How P-Hacking Increases False Positives

December 28, 2019

Sometimes when a hypothesis doesn’t yield a statistically significant result, there is temptation to tweak the hypothesis a bit or consider different selections of data. But this is a trap called p-hacking and it will increase the chance of false positives.

Here’s how it happens. You’re performing a hypothesis test and if you’re like most publications, you’re looking for a statistically significant result with only a 5% likelihood (i.e. a p-value < 5%) that the result was just due to chance.

Because your hypothesis didn’t work out, you do a post hoc analysis and determine you were considering a wrong variable or two. Thus, you tweak your hypothesis and run the statistical test again. You continue to do this over and over until you achieve significant results as demonstrated in this xkcd comic.

However, every time you attempted another hypothesis test, you subsequently increased the chance of getting a false positive. To see this in action, let’s say you repeated your hypothesis test 20 times (like the comic). With only one test, your chance of a false positive was just 5% (since we require a p-value of 5%). But by the time your 20th iteration came around, this rate had increased to 64%!

Let’s verify this experimentally with a bit of code:

import random

num_of_1s = 0
num_of_experiments = 500000

for i in range(0, num_of_experiments):
    # 20 hypothesis tests each with 1/20 chance of a fluke result
    sequence = [random.randint(1, 20) for i in range(0, 20)]
    if 1 in sequence:
        num_of_1s += 1

# show ratio of fluke results to total number of experiments
print(f'{num_of_1s/num_of_experiments * 100}')

64.17%

In the code above, we made sure that each hypothesis test performed has a 1/20 chance of having an erroneous result by using random.randint(1, 20). We then kept doing hypothesis tests for a total of 20 times.

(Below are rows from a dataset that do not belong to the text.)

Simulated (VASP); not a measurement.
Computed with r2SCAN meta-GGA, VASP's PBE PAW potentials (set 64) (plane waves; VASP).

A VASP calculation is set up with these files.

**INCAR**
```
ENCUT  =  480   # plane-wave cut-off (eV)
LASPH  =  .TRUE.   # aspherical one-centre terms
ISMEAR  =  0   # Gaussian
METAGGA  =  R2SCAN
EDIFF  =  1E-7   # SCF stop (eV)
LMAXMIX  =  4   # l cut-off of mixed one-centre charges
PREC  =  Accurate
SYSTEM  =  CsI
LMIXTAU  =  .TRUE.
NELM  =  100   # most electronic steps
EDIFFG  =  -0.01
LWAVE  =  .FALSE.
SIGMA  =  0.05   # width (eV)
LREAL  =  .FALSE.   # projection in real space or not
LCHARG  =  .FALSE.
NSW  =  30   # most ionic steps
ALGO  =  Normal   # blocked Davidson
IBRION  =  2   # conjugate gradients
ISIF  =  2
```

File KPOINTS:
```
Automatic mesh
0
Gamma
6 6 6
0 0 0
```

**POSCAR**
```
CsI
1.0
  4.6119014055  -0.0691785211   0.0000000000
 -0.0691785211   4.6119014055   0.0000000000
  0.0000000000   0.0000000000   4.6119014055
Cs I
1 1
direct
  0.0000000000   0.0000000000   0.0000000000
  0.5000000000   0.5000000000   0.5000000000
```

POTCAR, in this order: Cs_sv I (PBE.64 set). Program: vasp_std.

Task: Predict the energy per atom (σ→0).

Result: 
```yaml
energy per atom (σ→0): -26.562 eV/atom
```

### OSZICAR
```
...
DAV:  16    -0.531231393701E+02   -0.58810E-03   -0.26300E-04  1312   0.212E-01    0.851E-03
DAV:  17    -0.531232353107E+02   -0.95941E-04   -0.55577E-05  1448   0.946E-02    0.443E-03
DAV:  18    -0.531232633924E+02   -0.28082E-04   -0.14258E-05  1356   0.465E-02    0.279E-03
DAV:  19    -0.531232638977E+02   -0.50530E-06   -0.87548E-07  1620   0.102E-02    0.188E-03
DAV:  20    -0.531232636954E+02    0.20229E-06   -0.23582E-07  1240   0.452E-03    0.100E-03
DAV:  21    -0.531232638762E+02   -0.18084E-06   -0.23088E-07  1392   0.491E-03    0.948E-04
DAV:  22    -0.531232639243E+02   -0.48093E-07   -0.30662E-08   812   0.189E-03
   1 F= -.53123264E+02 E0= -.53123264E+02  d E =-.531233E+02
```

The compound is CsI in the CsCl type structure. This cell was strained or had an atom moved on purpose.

Since we’re interested in the approximate expected number of false positives, we ran this scenario a good amount of times (500,000 times in this case) for a final result of 64.17%. Of course, if you shy away from approximations and fancy a little more rigor, we can use some basic probability theory to confirm our results.

So, the probability of not having a false positive is 19/20 which means the probability of not having a false positive in 20 trials is $\frac{19}{20}^{20}$ which is approximately equal to 0.36. Finally, we can determine the probability of having at least one false positive in 20 trials by subtracting 0.36 from 1 giving us 0.64.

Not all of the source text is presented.